Hello all,
I am trying to understand the type of fields command.
Documentation says it is a "distributable streaming" which means it can be run on the indexer, which improves processing time.
If I use fields command to specify fields which are extracted in the search head (using field discovery for example) , how can it still considered as distributable streaming?
If I am not mistaken, field extraction on the indexers is possible using rex command or with indexed fields.
Thank you in advance!
Yup. As @richgalloway hinted at - Splunk uses a two-tiered search process.
Simplifying a bit (and not taking into account initial commands which run on SH), the search is initiated on SH. SH breaks it down into phase1 and phase2.

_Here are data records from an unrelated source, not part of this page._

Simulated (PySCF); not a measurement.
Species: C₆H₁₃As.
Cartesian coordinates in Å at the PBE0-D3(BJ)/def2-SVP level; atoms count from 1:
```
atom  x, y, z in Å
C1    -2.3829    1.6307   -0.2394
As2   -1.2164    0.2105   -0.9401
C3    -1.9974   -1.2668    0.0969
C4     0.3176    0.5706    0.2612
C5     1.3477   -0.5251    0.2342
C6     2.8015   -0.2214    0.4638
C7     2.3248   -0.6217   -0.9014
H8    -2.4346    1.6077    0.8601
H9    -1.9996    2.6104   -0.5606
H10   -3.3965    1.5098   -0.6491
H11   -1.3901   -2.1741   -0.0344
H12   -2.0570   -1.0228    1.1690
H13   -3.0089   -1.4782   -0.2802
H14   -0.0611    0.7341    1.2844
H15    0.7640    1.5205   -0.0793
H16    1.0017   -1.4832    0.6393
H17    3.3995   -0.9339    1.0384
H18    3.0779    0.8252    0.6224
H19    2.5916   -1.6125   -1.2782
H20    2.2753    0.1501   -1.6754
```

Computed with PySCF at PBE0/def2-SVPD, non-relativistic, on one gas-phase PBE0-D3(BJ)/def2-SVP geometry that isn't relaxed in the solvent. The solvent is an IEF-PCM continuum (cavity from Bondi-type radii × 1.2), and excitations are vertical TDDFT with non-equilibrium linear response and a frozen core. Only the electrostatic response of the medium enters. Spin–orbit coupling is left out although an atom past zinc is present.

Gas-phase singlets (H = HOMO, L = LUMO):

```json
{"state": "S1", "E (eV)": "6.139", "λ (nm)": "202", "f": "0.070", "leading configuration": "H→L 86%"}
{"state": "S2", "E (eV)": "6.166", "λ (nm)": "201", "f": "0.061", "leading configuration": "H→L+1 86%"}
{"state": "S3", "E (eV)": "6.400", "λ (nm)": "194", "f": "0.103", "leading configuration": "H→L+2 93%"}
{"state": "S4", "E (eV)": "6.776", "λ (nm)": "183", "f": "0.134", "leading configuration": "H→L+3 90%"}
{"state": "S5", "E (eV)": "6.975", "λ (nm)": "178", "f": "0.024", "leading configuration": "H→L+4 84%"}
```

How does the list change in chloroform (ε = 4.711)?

Phase1 is spawned from SH to indexers (let's not dig deeply into which indexers the search is spawned to; it's a topic for another time). The indexer(s) have a so-called knowledge bundle which contains search-time settings replicated from the SH (again - how it's happening is another topic). So the indexers know how fields are extracted. And they extract those fields if needed.
Phase1 contains only an initial events search or distributed streaming commands because each indexer processes its data independently and cannot rely on events held elsewhere. And it ends either by simply passing the results back to SH for displaying (if there are no more commands in the search pipeline or next command is centralized streaming one) or ends with the map part of a transforming or dataset processing command which prepare the results for aggregation by the SH.
Next the intermediate results are gathered by SH which performs phase2 of the search.
Phase2 can contain any type of commands, phase1 can only contain the initial search, distributable streaming commands or the "prestats" part of transforming or dataset processing command.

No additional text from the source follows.